Revenue Statistics in Africa 2024 is a joint publication by the OECD Centre for Tax Policy and Administration, the OECD Development Centre, the African Union Commission and the African Tax Administration Forum (ATAF) , with technical support from the African Development Bank and the Cercle de réflexion et d’échange des dirigeants des administrations fiscales and with financial support from the governments of Ireland, Japan, Luxembourg, the Netherlands, Norway, Spain, Sweden, Switzerland, the United Kingdom and from the European Union.
The report presents detailed, internationally comparable data on tax and non-tax revenues for 36 African countries. Its approach is based on the well-established methodology of the OECD Interpretative Guide, which has become an essential reference for OECD members and many non-member countries, and which is contained in this report as Annex A. Comparisons are also made with the average for OECD economies and for the economies featured in Revenue Statistics in Latin America and the Caribbean and Revenue Statistics in Asia and the Pacific.

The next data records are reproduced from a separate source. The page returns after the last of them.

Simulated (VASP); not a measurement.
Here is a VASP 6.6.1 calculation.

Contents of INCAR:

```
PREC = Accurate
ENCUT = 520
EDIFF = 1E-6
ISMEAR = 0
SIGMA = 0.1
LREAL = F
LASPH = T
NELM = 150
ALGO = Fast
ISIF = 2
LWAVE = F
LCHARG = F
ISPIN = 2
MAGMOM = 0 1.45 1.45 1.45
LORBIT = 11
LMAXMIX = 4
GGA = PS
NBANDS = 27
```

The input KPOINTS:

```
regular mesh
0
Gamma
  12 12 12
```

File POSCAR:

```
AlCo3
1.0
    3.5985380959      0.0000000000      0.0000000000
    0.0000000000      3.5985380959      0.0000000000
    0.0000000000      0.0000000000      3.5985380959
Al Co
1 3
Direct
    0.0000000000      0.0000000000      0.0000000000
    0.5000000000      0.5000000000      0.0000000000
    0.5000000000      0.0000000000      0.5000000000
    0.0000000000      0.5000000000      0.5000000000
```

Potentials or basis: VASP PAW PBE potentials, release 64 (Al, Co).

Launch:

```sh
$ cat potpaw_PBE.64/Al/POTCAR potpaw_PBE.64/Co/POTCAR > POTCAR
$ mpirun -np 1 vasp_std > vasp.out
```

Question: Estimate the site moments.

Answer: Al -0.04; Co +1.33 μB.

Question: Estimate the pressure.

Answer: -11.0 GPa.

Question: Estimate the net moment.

The term “taxes” in this publication is confined to “compulsory, unrequited payments to general government”. Taxes are “unrequited” in the sense that benefits provided by government to taxpayers are not normally in proportion to their payments. The OECD methodology classifies a tax according to its base: income, profits and capital gains (classified under heading 1000), payroll (heading 3000), property (heading 4000), goods and services (heading 5000), and other taxes (heading 6000). Compulsory social security contributions paid to general government are treated as taxes and classified under heading 2000. The concept and classification of taxes are set out in greater detail in Annex A.
The term “non-tax revenues” includes all general government revenues that do not meet the OECD definition of taxation. Revenues that do not constitute taxation include grants (e.g. foreign aid), returns on government market investments, rents on the extraction of resources from public lands, sales of government-produced goods and services, and the collection of fines and forfeits. More details on these types of revenues are provided in Annex B.
Chapter 1 and Chapter 2 of this report provide an overview of the main trends in tax and non-tax revenues respectively in the 36 participating countries from 2013 to 2022. Chapter 3 is a special feature on facilitation and trust as drivers of voluntary tax compliance in selected African tax administrations based on a study by ATAF. Chapter 4 explores the level of tax revenues by main tax category and how the respective tax structures of the 36 countries have evolved since 1990. Chapters 5 and 6 provide detailed information on tax and non-tax revenues on a country-by-country basis as well as a comparison of the non-tax revenue mix over time in the 36 countries.